Re: Who Owns Me? by Nobody: 4:04pm On Sep 12, 2016
PresVA:
Why do you keep mentioning the mods? Over four times now. ..

Seriously, this is a decision you alone can take... nobody here can tell you which family to accept/reject and you alone have the full details and see everything clearly. . It's totally your call.. as your (step) dad rightly said, you're a man now..

I wish you the best..
Thanks.
Re: Who Owns Me? by manutdrichie(m): 4:23pm On Sep 12, 2016
Jamb question
Re: Who Owns Me? by xpressTrade: 4:25pm On Sep 12, 2016
sometin tells me the op is tonye barcanister

10 Likes

Re: Who Owns Me? by kaen1317: 4:25pm On Sep 12, 2016
Long thing. Just follow pmb's que. "I belong to everybody, I belong to nobody"

16 Likes

Re: Who Owns Me? by 3DCYCLOPS: 4:26pm On Sep 12, 2016
your Mom does...

okay coming from me that will always pick my mom's side.

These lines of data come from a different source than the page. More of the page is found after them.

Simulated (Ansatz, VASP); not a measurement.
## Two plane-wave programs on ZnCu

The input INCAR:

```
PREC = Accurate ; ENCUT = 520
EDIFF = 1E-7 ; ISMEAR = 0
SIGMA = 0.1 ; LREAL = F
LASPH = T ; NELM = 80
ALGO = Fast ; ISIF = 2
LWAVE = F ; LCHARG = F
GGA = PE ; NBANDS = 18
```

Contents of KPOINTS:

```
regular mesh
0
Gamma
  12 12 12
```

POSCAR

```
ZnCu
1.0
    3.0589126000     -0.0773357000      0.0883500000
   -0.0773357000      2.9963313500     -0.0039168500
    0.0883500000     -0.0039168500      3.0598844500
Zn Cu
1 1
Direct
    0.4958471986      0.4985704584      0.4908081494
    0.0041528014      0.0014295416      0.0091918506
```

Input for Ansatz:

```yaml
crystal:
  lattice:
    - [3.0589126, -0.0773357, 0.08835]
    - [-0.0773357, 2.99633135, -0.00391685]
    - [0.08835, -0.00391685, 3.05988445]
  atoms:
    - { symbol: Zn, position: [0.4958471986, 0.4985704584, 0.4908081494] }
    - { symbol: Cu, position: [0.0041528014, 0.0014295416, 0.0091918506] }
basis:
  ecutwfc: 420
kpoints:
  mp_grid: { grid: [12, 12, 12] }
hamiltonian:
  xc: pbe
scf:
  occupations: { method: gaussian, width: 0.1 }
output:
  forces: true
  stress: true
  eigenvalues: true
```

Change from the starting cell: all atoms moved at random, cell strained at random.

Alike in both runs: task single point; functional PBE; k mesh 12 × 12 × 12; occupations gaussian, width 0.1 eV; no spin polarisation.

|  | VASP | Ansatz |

even if it kills me...I too love moms...

even if we are enemies and you post a picture of your mom on facebook...i'll still like the post..


what am I even saying..

Bro keep talking to your mom...tell her what you really want...if it's the right path..she'll surely see reason.

in this your case, her word should be Final.

1 Like

Re: Who Owns Me? by martyns303(m): 4:27pm On Sep 12, 2016
The Thunder that will fire that ur father's people, it will come from the very foundation of the walls of Jerico....

Nonetheless forgive them, for the sake of your father, you need an identity. Your Mom won't place any curse on you, she's just temporaly bitter..

13 Likes

Re: Who Owns Me? by timilehing(m): 4:27pm On Sep 12, 2016
If I were you, Mum will decide everything next. I can never return to such family with the way my mother was treated. It would have been a different story if the rejected pregnancy became a nonentity.
Well, if they really want you back, they can pay N20m as damages to the Father that raised you

3 Likes 1 Share

Re: Who Owns Me? by casttlebarbz(m): 4:30pm On Sep 12, 2016
Seun
Re: Who Owns Me? by Handsomecole(m): 4:31pm On Sep 12, 2016
I would advice you try and talk to your mum to accept them back, and like someone commented, even if you can accept them back but be very careful with them, don't hangout or spend much time with them. In summary stand with your mother, she took pains to bring you up to this level and you have to respect that. What if something bad had happened to you along the line of brining you up, what would they have said or done.